# Hardware Implementation of Motion Estimation Technology Using High Level Synthesis and Investigations into Techniques for Improvements

Shota Nagai, Takashi Kambe<sup>†</sup>, Gen Fujita<sup>‡</sup> Graduate School of Science and Engineering, Kindai University 3-4-1 Kowakae, Higashi-Osaka City, Osaka, Japan <sup>†</sup>Depart. of Electric and Electronic Engineering, Kindai University <sup>‡</sup>Faculty of Information and Communication Engineering, Osaka Electro-Communication University, Osaka, Japan

Abstract— Due to the trend to increasingly large screen sizes and resolutions, the volume of data required by recent video images is enormous. Video coding technology improves every year, but a pressing issue is that processing times are also increasing. With this as a motivation, the current study targeted the motion estimation technology that is a key part of the H.264/AVC (Advanced Video Coding) standard, implemented it as hardware using high-level synthesis technology, and investigated improvements. An EPZS (Enhanced Predictive Zonal Search) algorithm was implemented instead of a Full Search algorithm, and the results evaluated to understand the effectiveness of the high-level synthesis technology and of the speedup techniques that were adopted.

# I. INTRODUCTION

The volume of data required by recent video images is enormous due to the advent of larger screen sizes and high quality 4K and 8K television technology. Video coding technology improves every year, but an issue is that processing times are also increasing because of the amount of data. To cope with this, various types of hardware are designed, but RT level design often takes too long to meet time-to-market requirements. In this paper, we propose a hardware implementation methodology for the motion estimation process in H.264/AVC [1]. We use the EPZS algorithm to speed up the motion vector search process. Bach C high level synthesis technology [2] is used for circuit synthesis and the effectiveness of each design technique is evaluated.

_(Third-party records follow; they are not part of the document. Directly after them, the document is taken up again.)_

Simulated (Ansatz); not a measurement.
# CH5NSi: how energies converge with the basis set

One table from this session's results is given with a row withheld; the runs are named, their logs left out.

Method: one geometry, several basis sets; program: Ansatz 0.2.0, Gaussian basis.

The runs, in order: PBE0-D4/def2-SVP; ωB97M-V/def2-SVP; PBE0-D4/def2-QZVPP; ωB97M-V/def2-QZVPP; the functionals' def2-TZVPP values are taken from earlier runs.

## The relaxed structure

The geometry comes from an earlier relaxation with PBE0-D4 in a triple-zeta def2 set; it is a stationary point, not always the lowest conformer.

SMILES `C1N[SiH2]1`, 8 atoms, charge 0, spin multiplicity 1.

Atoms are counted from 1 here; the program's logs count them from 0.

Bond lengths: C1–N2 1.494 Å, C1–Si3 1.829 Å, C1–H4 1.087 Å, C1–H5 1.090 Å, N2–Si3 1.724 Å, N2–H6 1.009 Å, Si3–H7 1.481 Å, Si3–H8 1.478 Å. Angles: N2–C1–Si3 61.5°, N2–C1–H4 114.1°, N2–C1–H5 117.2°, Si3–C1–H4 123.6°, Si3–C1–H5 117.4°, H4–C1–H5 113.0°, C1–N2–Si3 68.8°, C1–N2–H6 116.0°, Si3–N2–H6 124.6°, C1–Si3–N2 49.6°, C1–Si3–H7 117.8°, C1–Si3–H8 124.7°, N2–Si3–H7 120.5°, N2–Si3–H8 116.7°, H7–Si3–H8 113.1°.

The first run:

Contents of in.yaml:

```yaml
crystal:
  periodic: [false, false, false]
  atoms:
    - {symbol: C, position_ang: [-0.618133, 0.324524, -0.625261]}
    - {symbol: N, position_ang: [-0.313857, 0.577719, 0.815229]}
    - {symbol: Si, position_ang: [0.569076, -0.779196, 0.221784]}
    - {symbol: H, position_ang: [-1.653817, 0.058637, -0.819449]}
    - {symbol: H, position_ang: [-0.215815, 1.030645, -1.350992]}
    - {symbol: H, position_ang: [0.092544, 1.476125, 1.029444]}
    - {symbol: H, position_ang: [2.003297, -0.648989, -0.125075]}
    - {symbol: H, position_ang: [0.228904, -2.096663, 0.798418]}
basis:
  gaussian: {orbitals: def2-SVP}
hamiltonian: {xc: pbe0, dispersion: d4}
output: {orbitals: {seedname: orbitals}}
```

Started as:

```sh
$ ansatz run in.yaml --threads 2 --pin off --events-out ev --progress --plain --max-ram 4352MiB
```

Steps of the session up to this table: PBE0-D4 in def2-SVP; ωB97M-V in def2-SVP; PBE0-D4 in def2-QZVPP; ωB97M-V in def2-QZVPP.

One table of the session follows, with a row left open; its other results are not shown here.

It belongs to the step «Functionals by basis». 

# II. H.264/AVC MOTION ESTIMATION TECHNOLOGY

Motion estimation technology can effectively eliminate redundancy that exists within image sequences. Block Based Motion Estimation techniques are the most widely used due to their relative implementation simplicity and efficiency [1, 3]. The current frame is divided into square blocks of pixels. For each of these blocks, the algorithm tries to find a best-matched block in a previous frame using a predefined distortion measure. The displacement of the reference and best-matched block defines a motion vector (MV). This best match is then used as a predictor for the block in the current frame. The encoder then only needs to send the MV and a residue block in order to recover the original reference block. The distortion measure most commonly used is the sum of absolute differences (SAD) because of its simplicity. The algorithm that examines all these locations is called Full Search (FS) and requires a significant part of the computational power of an encoder.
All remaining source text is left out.